It my opinion, and the opinion of many others I’ve spoken with, this ratio is being used to force consolidation of school districts. Maintaining teacher pay for small school districts will be difficult, if not impossible, under this new formula. These small schools simply will not be able to compete with the larger districts for teachers. Personally I am a fan of consolidation and think it should happen. But I don’t think consolidation should be forced utilizing this dishonest method. There have already been signs of school administrators from smaller districts realizing what this new student/teacher ratio will do for them.

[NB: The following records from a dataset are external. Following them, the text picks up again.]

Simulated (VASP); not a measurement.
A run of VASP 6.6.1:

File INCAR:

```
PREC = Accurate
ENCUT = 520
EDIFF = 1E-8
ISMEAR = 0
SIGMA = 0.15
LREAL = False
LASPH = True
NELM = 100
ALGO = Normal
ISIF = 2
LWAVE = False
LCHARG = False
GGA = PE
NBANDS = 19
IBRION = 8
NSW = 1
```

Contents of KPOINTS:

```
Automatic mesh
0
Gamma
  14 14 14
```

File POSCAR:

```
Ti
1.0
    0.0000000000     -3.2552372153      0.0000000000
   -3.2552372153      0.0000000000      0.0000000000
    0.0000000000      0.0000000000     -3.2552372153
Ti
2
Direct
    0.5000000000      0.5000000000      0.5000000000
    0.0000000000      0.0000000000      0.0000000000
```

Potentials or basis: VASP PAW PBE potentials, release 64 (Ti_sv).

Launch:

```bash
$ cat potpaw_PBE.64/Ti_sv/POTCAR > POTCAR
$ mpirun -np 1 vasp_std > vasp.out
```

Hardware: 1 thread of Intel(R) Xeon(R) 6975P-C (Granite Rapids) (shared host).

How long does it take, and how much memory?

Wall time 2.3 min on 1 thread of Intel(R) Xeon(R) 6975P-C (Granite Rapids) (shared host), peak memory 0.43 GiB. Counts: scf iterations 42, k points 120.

SB 131 did have one provision to slow down the pain of this forced consolidation. This bill used the definition of “fall enrollment” from § 13-13-10.1 to calculate this student/teacher ration. Here is the current definition of fall enrollment, which is also used up until the Sly amendment:
(2A) “Fall enrollment,” the number of kindergarten through twelfth grade students enrolled in all schools operated by the school district on the last Friday of September of the current school year minus the number of students for whom the district receives tuition, except nonresident students who are in the care and custody of a state agency and are attending a public school and students for whom tuition is being paid pursuant to § 13-28-42.1, plus the number of students for whom the district pays tuition. When computing state aid to education for a school district pursuant to § 13-13-73, the secretary of the Department of Education shall use either the school district’s fall enrollment or the average of the school district’s fall enrollment from the previous two years, whichever is higher;
I have bolded the key part above. Currently there is a two-year average calculated for each school district. Then either the current fall enrollment or the two-year average, whichever is higher, will be used for state aid to education purposes. That technically helps to insulate a school if there is a year where there is an abnormally low enrollment rate that does not fit with the normal enrollment trend. It also slows down the bleeding of money for school districts that are continuously losing students, which is currently happening in many small school districts. The simple fact of the matter is people are moving away from the more rural towns in favor of the more urban areas. This is a trend that is going to continue in all likelihood. The two-year averaging for fall enrollment is helping small schools to mitigate at least part of the pressure from declining enrollment.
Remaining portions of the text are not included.